But isn't this (and its concomitant hypergesturality) due more to the accident of physicality rather than to the necessity of communication? A conductor *must* move her arms from point to point to effect the instruction. A set of traffic lights (say) would not need to. A conductor's motions are forced to adopt some stylistics of execution. A traffic light would still, admittedly, need a 'style of transition' between states but this will be too fast to be noticed by the targets of the communication and thus would need to be be inessential. Note I'm not saying conductors should be replaced my machines - I'm just wondering about the necessity of the higher levels here. It seems to be turning, somewhat unnecessarily in this case, a locutionary act into an illocutionary one.

Hi, Thank you for reading the post and asking this interesting question! Yes, the physicality in conducting movements is fundamental. A piece of simple information such as the time scanning 1, 2, 3, 1, 2, 3, ..., could easily be replaced by, let's say, some light signals (as three lights turning on or off one after the other). It's kinda the job of a metronome. But performers need more information than the one provided by a metronome. Thus, the "accident of physicality" becomes a powerful tool, providing more information: how fast performers have to start playing at movement 2? Which the articulation is? (e.g., the conductor's gesture is continuous, but he/she can mimic a staccato as he/she is drawing it in the air). How fast are the changes happening? Who is playing? And many, many more musical examples. The conductor is, also, always a little bit in advance, so orchestral performers have the time to perform the required gestures. Higher levels in mathematics are an attempt to formally catch such a musical complexity.

BTW, the comparison with the traffic light is fun; it becomes stronger if we consider an imaginary traffic-conductor that touches points and turns light on or off. For car drivers, then, the attention shifts from the points themselves to the way of reaching them. The sequence of green and red corresponds to what they have into the score, but the traffic-conductor allows them to predict what is going on: how many car drivers will have to stop in a couple of seconds? How quickly should do they restart their cars? and so on. (But it's safer to make experiments with the orchestra rather than with traffic and cars...)

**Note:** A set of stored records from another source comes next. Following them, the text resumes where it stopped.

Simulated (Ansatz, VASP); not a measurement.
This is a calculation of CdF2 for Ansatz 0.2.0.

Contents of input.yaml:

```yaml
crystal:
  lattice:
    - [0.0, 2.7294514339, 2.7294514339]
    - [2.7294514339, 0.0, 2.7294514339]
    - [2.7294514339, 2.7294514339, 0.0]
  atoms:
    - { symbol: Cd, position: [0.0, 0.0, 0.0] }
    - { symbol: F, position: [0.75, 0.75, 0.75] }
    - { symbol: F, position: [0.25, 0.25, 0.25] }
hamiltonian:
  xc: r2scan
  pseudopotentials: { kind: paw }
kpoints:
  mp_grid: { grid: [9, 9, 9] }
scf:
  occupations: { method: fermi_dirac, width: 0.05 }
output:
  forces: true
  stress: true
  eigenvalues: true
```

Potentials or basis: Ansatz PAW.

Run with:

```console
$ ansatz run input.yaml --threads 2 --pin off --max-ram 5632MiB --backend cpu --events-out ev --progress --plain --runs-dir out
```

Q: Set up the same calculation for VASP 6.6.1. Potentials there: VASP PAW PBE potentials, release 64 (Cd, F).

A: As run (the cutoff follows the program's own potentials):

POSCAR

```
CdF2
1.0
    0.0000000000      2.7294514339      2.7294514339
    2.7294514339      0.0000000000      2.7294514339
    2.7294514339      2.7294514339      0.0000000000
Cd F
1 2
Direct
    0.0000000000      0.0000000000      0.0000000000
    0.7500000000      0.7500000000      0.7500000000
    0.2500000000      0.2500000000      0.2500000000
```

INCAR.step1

I take the point about the extra information a simple traffic light would be unable to provide. But if you need that, then you need it in any case. Isn't any necessary hypergesturality embedded within arm movements - which, by the way, requires performers to appreciate a (dynamical, say) syntax arguably orthogonal to that of timing conveyed by the (hypo?)gesturality - just another signal which *could* be conveyed via another channel? The staccato example is useful (to me!) since properly prepared performers really ought to have got that more directly from the score anyway (a prior, training, channel)? But - obviously - not everything can be scored, and prompts/reminders are always helpful! A conductor is not merely a timekeeper.

To continue the analogical fun, especially wrt safety, had cars been invented today we would not allow humans anywhere near being in a position to 'conduct' them.